Ask the average person to describe the difference between the words freedom and liberty. My guess is that most people will tell you the words are synonymous, or that there is no difference at all. But that response would be simplistic, as there is a subtle distinction between the two words and this distinction is important.
Freedom refers to your ability to go about daily life without hindrance or question. You go to your place of employment. You make simple decisions on where to go, what to buy, and with whom you associate. Other decisions are perhaps more important. Where to live, how to take care of your health, and how to raise your children. Essentially, you make the call for yourself and for your family. This is freedom and it’s deeply personal.
Liberty is also deeply personal, but stronger in its meaning. Liberty speaks of our relationship to government, those who have been elected as servants of the people, and who have been entrusted with responsibility for making decisions that affect the common welfare of those they serve. As American citizens, we should enjoy liberty from tyrants who would use restrictions, intrusion, and oppression to burden and control the people.
Liberty is one of our greatest principles, enshrined in historic documents that form the foundation of our society. Liberty must be regarded as precious, a high ideal that is to be protected from tyrants, even at great personal sacrifice if necessary.
The Constitution and Bill of Rights were written to limit and restrain the government, not to hinder or restrict the liberty of the people.

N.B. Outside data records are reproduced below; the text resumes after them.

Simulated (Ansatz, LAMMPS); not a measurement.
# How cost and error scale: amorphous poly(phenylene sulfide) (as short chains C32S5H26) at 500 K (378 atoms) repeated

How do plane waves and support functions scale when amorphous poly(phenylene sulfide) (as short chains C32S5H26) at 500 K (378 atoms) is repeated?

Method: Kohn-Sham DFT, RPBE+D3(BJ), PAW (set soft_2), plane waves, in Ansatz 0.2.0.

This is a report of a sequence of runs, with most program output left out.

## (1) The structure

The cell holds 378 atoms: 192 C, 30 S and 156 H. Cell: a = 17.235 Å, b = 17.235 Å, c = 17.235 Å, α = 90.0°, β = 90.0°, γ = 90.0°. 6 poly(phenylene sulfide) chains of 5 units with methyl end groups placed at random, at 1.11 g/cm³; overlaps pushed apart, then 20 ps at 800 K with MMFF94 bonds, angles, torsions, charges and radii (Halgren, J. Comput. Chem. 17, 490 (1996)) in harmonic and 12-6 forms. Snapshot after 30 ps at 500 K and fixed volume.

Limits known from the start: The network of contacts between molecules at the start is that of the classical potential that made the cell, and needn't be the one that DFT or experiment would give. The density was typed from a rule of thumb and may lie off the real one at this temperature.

On March 23, 1775, Patrick Henry gave one of the most stirring speeches in our nation’s history. Closing his oration at the Second Virginia Convention, his voice rose to a crescendo: “I know not what course others may take, but as for me, give me liberty or give me death!”
The next year, Thomas Jefferson wrote the Declaration of Independence: “We hold these truths to be self-evident, that all men are created equal, that they are endowed by their Creator with certain unalienable rights, that among these are Life, Liberty, and the pursuit of Happiness.”
So then, freedom and liberty. Two words with similar, yet slightly nuanced meanings. Both are important. Both are essential. Both are necessary for the American citizen and for a civilized society.
Otherwise all we have is “the thin veneer of civilization.”